Signs of Progress

The best evidence yet that the drumbeat against public support of pro-abortion Catholic pols at Catholic institutions is having an effect appears in the Boston Globe of all places.

The Globe tells us how the personally opposed prevaricators are just not getting the choice commencement invites from Catholic Institutions to which they had shamefully become accustomed.

House Speaker Nancy Pelosi is one of the nation’s most powerful Catholics, but this year the only commencement address she gave was at one of the eight campuses of Miami Dade College.

Senator John F. Kerry is headlining three commencements this year – the Massachusetts College of Liberal Arts, UMass Lowell, and Wheelock College – but it’s been nine years since he’s done one at a Catholic institution, Boston College Law School.

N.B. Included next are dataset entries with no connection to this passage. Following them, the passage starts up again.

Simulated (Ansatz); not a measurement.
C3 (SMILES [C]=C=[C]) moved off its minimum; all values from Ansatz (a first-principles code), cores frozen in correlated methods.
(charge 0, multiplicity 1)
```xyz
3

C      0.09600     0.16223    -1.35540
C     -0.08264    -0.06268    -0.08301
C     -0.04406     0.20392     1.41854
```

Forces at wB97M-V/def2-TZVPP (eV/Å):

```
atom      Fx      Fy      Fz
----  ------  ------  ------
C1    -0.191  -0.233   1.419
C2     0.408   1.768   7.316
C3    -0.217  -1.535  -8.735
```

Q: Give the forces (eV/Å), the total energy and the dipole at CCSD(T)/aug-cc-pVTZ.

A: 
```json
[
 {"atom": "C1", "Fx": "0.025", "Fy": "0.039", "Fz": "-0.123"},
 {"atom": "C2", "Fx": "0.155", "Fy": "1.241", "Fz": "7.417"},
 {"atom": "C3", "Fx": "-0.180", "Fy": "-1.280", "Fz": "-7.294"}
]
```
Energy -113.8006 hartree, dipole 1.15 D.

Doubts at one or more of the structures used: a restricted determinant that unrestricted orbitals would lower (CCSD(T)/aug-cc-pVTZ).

As for the scion of the nation’s most famous Catholic family, Senator Edward M. Kennedy, his major commencement address this year is at Wesleyan University, founded by Methodists.

After repeatedly getting criticized by conservative Catholics, and after years of pressure from the Vatican and some American bishops, Catholic colleges and universities are now shying away from politicians – especially those who, like Kennedy, Kerry, and Pelosi, support abortion rights – as commencement speakers and honorary degree recipients.

Instead, the schools are scrutinizing the public records of potential honorees for evidence of open dissent from key church teachings, especially on abortion, and they are choosing noncontroversial church insiders or nonpolitical figures for their most prominent honors. “I think there’s a concerted effort to use the moment of naming people who reinforce the Catholic identity of our institutions, and I’m pleased by that,” Cardinal Sean P. O’Malley of Boston said in an interview.

Poor dears. Echoing Cardinal O’Malley, good!

It is a disgrace that pro-abort pols have not only received a pass when it comes to publicly opposing the teachings of the church, but is beyond scandalous when they are held up as the ideal by being invited to speak at commencement. The Cardinal Newman Society has been instrumental in bringing to light the scandal.

The Cardinal Newman Society, a conservative organization that each year scrutinizes the hundreds of men and women who are given honorary degrees by the nation’s 225 Catholic colleges and graduate institutions, has identified a dwindling number of honorees who dissent from the church on key moral teachings – 24 in 2006, 13 in 2007, and six thus far this year.

“When a Catholic college administrator deliberately chooses a person who is publicly opposing the church, it raises serious flags, and very often the schools choosing those commencement speakers have problems across the board in terms of applying their Catholic identity to what they do,” said Patrick J. Reilly, the president of the Cardinal Newman Society.

Hats off to the Cardinal Newman Society. While there are still institutions that run afoul of Ex Corde Ecclesiae, progress is being made. Take this quote from the Rev. D. Paul Sullins, a professor of sociology at Catholic University.

[He] noted that while his university “has never honored any real Catholic dissenter,” in past years there have been speakers whose primary claim to fame was not their Catholicism. This year, though, the university chose the head of the Knights of Columbus.

“It doesn’t get more Catholic than that,” he said.

No, it doesn’t get more Catholic than that!